[Abstract]
[Copyright Notice]
[Contents]
[next]
Smart Cache Manual - Chapter 1
Introduction
This manual is still in DRAFT state. Many sections are still
missing or inaccurate. If you are out of the luck, see comments in the sample configurations
files or consult sources for more informations.
This manual has been converted from Smart Cache English homepage
to debiandoc-sgml
format, which allows to generate many output formats
from one source.
After conversion, this manual was extended by Radim Kolar into current
form and merged with translated Czech documentation, which is no longer
maintained.
English is not my native language and if you see any errors, just
ignore it or mail me.
, the Word already was. The Word dwelt with God, and what
God was, the Word was. The Word, then, was with God at the beginning,
and through him all things came to be; no single thing was created
without him. All that came to be was alive with his life, and that life
was the light of men. The light shines on the dark, and the darkness
never mastered it.
New Testament, The Gospel according to John, The coming of Christ.

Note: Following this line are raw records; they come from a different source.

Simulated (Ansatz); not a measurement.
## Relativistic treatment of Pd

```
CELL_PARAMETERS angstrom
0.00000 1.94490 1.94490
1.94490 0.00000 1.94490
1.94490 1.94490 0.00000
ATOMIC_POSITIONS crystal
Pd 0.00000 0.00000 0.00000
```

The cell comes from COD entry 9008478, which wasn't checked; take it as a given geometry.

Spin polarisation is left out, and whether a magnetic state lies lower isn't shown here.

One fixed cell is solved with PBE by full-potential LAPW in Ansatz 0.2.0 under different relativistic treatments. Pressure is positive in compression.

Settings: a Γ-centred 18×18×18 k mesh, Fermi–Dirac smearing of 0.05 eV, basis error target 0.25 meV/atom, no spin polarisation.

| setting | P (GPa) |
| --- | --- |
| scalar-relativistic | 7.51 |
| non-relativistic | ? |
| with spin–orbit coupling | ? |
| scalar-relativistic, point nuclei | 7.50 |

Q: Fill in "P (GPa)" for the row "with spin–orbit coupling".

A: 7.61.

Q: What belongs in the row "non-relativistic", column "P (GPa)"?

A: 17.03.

After leaving my job, I start to use modem connection to Internet. It was
slow, but biggest problem for me was a quite high prices payed to the monopoly
Czech telecommunication company SPT Telecom (now renamed to Czech Telecom, because many people did not know what SPT is).
I have find that I need
some useful tool, which allows me to browse WWW pages off line.
I have tried several methods (See Other off line browsing solutions, section 1.4) to achieve this goal, but all
of them has some limitations and I found them totally unusable for me.
These programs are not bad, there are just not optimal for this what
I wants.
- IBM Internet Connection Server 4.0
- This is WWW server with built in proxy cache. Proxy cache uses simple
CERN-like directory structure, so it was easy to find cached files. Also proxy
cache has the switch for off line mode, when returns only cached pages.
Biggest problem with this server was, that server was that this server is based
on original CERN http daemon, which was not thread-safe. IBM ported this
daemon into OS/2, but they does not care about this and do not implemented any
locking mechanism to protect thread sensitive data and for thread
synchronization. Server complains very often about locked
.cacheinfo
files and loaded objects was not stored at disk. After
some time IBM has made new version 4.1. This version introduced new HTTP/1.1
support into WWW server and proxy cache. WWW server works with some occasional
crashes, but proxy cache was totally broken. I never managed it running, they
probably do not test this part of their product. After some time IBM abandoned
this server and recommends ICS's users to upgrade to Lotus Domino.
- Mailing pages to myself in Netscape
- I have found, that in Netscape Navigator is possible to email
entire web page. So I started mailing interesting web to me and
browsing it via Sent Mail folder. This works quite well,
off line browsing was possible (even with embedded pictures). But
Netscape do not save pictures into Sent Mail folder, It saved
pictures only into its internal disk cache, so after expiring pictures,
I was unable to see that.
- Using Netscape's internal disk cache
Netscape browser has persistent disk cache. This disk cache
is able to cache web objects between sessions and there are couple
of programs called Netscape's disk cache explorers which
allows user to browse off line via Netscape's cache. But this also
has the several limitations:
- Netscape do not caches web pages without 'Last-Modified'
HTTP header. If fact It does. Pages are stored on the disk, but never
readied back and Netscape deletes them on exit - so there are lost.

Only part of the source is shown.